P.G. Wodehouse was a comic writer who enjoyed enormous popular success during a career of more than seventy years and continues to be widely read. Despite the political and social upheavals that occurred during his life, much of which was spent in France and the United States, Wodehouse’s main canvas remained that of pre-war English upper-class society, reflecting his birth, education, and youthful writing career.
An acknowledged master of English prose, Wodehouse has been admired both by contemporaries such as Hilaire Belloc, Evelyn Waugh and Rudyard Kipling and by modern writers such as Douglas Adams, Salman Rushdie, Zadie Smith and Terry Pratchett. Sean O’Casey famously called him “English literature’s performing flea”, a description that Wodehouse used as the title of a collection of his letters to a friend, Bill Townend.
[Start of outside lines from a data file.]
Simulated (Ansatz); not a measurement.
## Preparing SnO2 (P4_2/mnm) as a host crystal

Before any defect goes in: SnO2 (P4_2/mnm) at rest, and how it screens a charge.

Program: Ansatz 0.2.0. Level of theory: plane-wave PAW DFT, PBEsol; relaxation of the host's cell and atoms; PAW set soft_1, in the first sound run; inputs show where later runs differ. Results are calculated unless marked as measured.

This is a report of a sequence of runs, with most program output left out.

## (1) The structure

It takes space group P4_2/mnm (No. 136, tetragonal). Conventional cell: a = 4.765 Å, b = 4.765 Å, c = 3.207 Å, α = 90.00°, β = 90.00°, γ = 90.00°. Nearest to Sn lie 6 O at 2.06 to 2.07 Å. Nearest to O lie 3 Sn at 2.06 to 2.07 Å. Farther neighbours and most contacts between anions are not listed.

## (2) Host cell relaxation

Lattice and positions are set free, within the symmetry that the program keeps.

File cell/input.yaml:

Best known today for the Jeeves and Blandings Castle novels and short stories, Wodehouse was also a playwright and lyricist who was part author and writer of 15 plays and of 250 lyrics for some 30 musical comedies. He worked with Cole Porter on the musical Anything Goes and frequently collaborated with Jerome Kern and Guy Bolton. He wrote the lyrics for the hit song “Bill” in Kern’s Show Boat, wrote the lyrics for the Gershwin - Romberg musical Rosalie, and collaborated with Rudolf Friml on a musical version of The Three Musketeers.